I came to America for love, and I stayed for my older sister. My girlfriend moved mountains to build a relationship with me, and she’s been nothing but wonderful to me. As you know if you read these entries, I also have a relationship with her boyfriend and with another lovely woman. That might seem chaotic to some, but it amounts the closest I’ve had to a stable relationship situation in quite some time. 

And yet here I am, continuing to feel unsettled, as if there’s some unfinished business I need to attend to. 

The madness of the past year and a half has certainly contributed to my existential angst. So has the death of my older sister. And I can never stop thinking of Gina, the one who stole my heart like no other. I’ve spoken of her here before. Things ended tragically for her, and I think I’ve felt adrift ever since then, wondering what I could and should have done differently. It’s as if there’s been a lasting void in me that nothing can fill. 

In the past, my crossroads moments have arrived after a time of great stress, and my impulse has almost always been to run and hide. I very nearly did the same this year, after having an extraordinarily vivid dream of my homeland.

Specifically, I dreamed of Ayr, a beautiful Scottish town on the shores of the Firth of Clyde. I visited there often with my family when I was but a wee lass. It’s a lovely town, and home (more or less) to our national poet, Robert Burns. We visited relatives there, long since passed, and I can recall long weekends spent there, playing by the water, whilst Mum relaxed on the beach and Dad went off to play golf.

I hadn’t thought of Ayr for years when my dream came, and I chose to take it as a sign that I needed to go back home. As my mum was half-English, half-American, our family spent as much time out of Scotland as in it when I was growing up, but Glasgow is my hometown and Scotland has always held a special place in my heart.  

I last lived in Scotland a decade ago, when it became a refuge for my broken heart. I’d been in a long-term relationship that blew up in my face. I thought I had it all back then – living in the beautiful city of Vancouver, helping others by way of my job, living with a stunningly beautiful woman who was the absolute love of my life. When she betrayed me, my emotions screamed at me to run. And for better or worse, I did. I left everything behind and retreated to Inverness, up in the rugged Scottish Highlands, living off my savings till I could figure out what to do next.    

A broken engagement, my star-crossed love with Gina, and my sister eventually led me to America. My time in Scotland had led me to decide to be my own boss, so I established myself in the gig economy, doing remote freelance work. I brought that work to America, where I then started teaching yoga and meditation classes. Several failed relationships, which I've chronicled here, including my marriage and divorce, managed to work themselves into that time frame.

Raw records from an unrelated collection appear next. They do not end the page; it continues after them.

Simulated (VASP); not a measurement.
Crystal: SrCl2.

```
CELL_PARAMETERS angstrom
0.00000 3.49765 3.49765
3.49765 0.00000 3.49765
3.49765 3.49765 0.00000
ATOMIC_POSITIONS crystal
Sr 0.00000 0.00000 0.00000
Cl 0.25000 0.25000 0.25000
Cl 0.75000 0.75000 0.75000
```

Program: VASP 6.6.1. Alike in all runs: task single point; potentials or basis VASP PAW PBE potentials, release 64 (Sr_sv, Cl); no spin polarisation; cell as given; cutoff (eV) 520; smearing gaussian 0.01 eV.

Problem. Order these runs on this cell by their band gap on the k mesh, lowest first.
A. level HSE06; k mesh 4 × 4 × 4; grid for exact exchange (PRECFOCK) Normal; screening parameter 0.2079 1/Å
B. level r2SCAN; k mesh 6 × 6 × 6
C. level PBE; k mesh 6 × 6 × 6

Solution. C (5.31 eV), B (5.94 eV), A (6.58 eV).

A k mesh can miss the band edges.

Needless to say, my in-person classes abruptly ended in 2020. I’d been living contentedly with Cathy and Tim, my girlfriend and her boyfriend, but as we saw our professional obligations shifting before our eyes, our lives as a whole also changed in unexpected ways, as have the lives of so many in recent months. Amongst other things, I found myself growing closer to my other girlfriend, and she to me. I felt I was falling into my old habits of always looking for greener pastures.

Then my sister died. Our relationship was strained, and her death filled me with terrible sorrow and crushing guilt, for reasons I'm not comfortable expounding on here. Soon after, when I had my dream of Ayr, I took it as a sign from above that I needed to shift directions and get my life back in order before it was too late. I needed to slow down and reassess what I wanted to do with the rest of my life. 

The first order of business was that I needed to go home.

I felt too frightened and ashamed to discuss any of this with Cathy, who had worked so hard to hook me at a time when I wanted to do nothing but run from her affections. I felt ungrateful for even thinking about going back home and leaving her. So instead, for good or ill, I confided my feelings to my ex-wife, Shelley, who remains one of my best friends. She’s always given me good advice and has been something of a spiritual beacon for me ever since we met. We fell in love in the process of supporting each other through some difficult times, and that sense of mutual support has never diminished. 

And in hindsight, it was good that I chose to talk with her, because instead of encouraging me to make a rash decision and uproot my life, which is what I quite possibly would have done without her sage advice, she told me simply to go back and spend some time in Scotland first. Perhaps I just needed to clear my mind with a change of scenery, she suggested. Or perhaps the dream meant nothing. But there was only one way to find out.

And so I swallowed my fear and had a heart-to-heart with Cathy. She was undersatandably hurt by how I felt, but she knew of the wanderlust in my heart from the time we met, and she would only say that she wouldn’t hold on to me if I really didn’t want to stay. That’s what you do for the ones you love, she choked out as she dried her eyes. 

She was right, and I felt so ungrateful to even be contemplating a return home. Many tears were spilled between us, but she never treated me any differently and never stopped loving me, to her eternal credit. She truly has a heart of gold. 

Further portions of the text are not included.